Why Does Rockland Need Another Staff Position?

Sat, 05/07/2022 - 10:30pm

Want to see our energy costs for Rockland shrink? Want flooding addressed? Want federal and state infrastructure money to come to Rockland? Want follow through on the 2019 Rockland Council commitment to be carbon neutral by 2045? Want rising sea levels in our harbor addressed? Want volunteer citizens on the sustainability committee to seriously address the climate emergency? Want a city staff person in a position that pays for itself? If “yes”…

Put a full-time sustainability coordinator into the Rockland 2023 budget.

When Rockland had a part-time sustainability person for a short time, it was a good beginning, but only a beginning. A half-time position was in the 2022 budget but who can live on half a salary? No surprise the position was not filled. Now is not the time to cut that budget line. Now is the time to make the position full time.

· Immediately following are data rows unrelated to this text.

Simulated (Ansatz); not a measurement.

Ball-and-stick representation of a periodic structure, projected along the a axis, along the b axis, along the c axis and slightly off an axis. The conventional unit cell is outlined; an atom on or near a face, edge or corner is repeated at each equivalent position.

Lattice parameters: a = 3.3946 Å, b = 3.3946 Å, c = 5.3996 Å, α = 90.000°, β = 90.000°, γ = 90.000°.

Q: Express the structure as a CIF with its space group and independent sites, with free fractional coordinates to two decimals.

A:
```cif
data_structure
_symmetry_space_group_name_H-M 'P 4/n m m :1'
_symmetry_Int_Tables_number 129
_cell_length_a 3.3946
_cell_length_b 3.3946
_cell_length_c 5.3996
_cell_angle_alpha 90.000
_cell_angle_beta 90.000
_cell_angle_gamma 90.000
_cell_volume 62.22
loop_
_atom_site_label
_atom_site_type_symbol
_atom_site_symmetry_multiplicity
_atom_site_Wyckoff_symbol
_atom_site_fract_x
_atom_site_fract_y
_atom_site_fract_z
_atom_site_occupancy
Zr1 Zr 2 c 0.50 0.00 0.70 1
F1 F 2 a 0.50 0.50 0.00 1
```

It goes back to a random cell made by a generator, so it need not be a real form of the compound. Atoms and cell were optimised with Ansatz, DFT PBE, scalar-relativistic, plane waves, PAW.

A professional is needed to dedicate themselves to the Rockland Comprehensive Plan’s goals, pursuing grant monies, guiding volunteers productively and looking far ahead by acting now on coordinated energy and sustainable practices in all areas. Let us interconnect the many good efforts begun so far into a cohesive vision to eliminate expense, waste and inefficiency.

Adding a staff person in a tight budget may sound like a wasteful mistake and sometimes it is. But if that position brings in money and covers its own salary, it is a mistake not to add that staff person.

When Rockland made climate action goals a priority in August 2019 through Resolve #31, the City subsequently budgeted for those goals by hiring a sustainability coordinator in December of that year, and the results speak for themselves.

In the FY22 Working Budget (published in May 2021), the Department of Economic and Community Development (under which the sustainability coordinator position is organized) highlighted how it brought state and federal dollars to Rockland, including:

  • $5,000 Efficiency Maine grant to help fund installation of an EV charging station at the Custom House Lot
  • $3,000 Bike Maine Community Grant secured for bicycle infrastructure
  • $8,000 Project Canopy grant secured for tree planting.


The Department also touted renewable energy and energy efficiency in City operations to the tune of:

  • $70,000 in estimated FY22 savings and more than $1.1 million (NPV) from going solar
  • $12,000+ estimated savings from LED lighting improvements (streetlights and buildings) in FY22 (and more than $1 million (NPV) over time)
  • $53,000 estimated savings from new electricity supply contract, and $100,000+ over its two-year term


Finally, the Department reported a 54% estimated carbon reduction from City government total energy use relative to 2018 baseline.

Today, the City claims $135,000 in estimated annual energy savings. Could we have achieved some of this without a dedicated sustainability coordinator? Yes, but it’s hard to see how the City’s investment of $25,000 (the sustainability coordinator part-time salary) represents anything but a good investment.

Without a sustainability coordinator and with staff already stretched thinly, we are in limbo without a person to follow through with collaborations, applications, implementations, incentives, volunteers and education for sustainability in Rockland.

Please do not make a big mistake now that will keep us from meeting the 2019 goal of carbon neutral by 2045, only 22 years away. Our gap without a coordinator has already delayed us, let’s catch up by making the right decision to put a full-time sustainability position into the 2023 budget.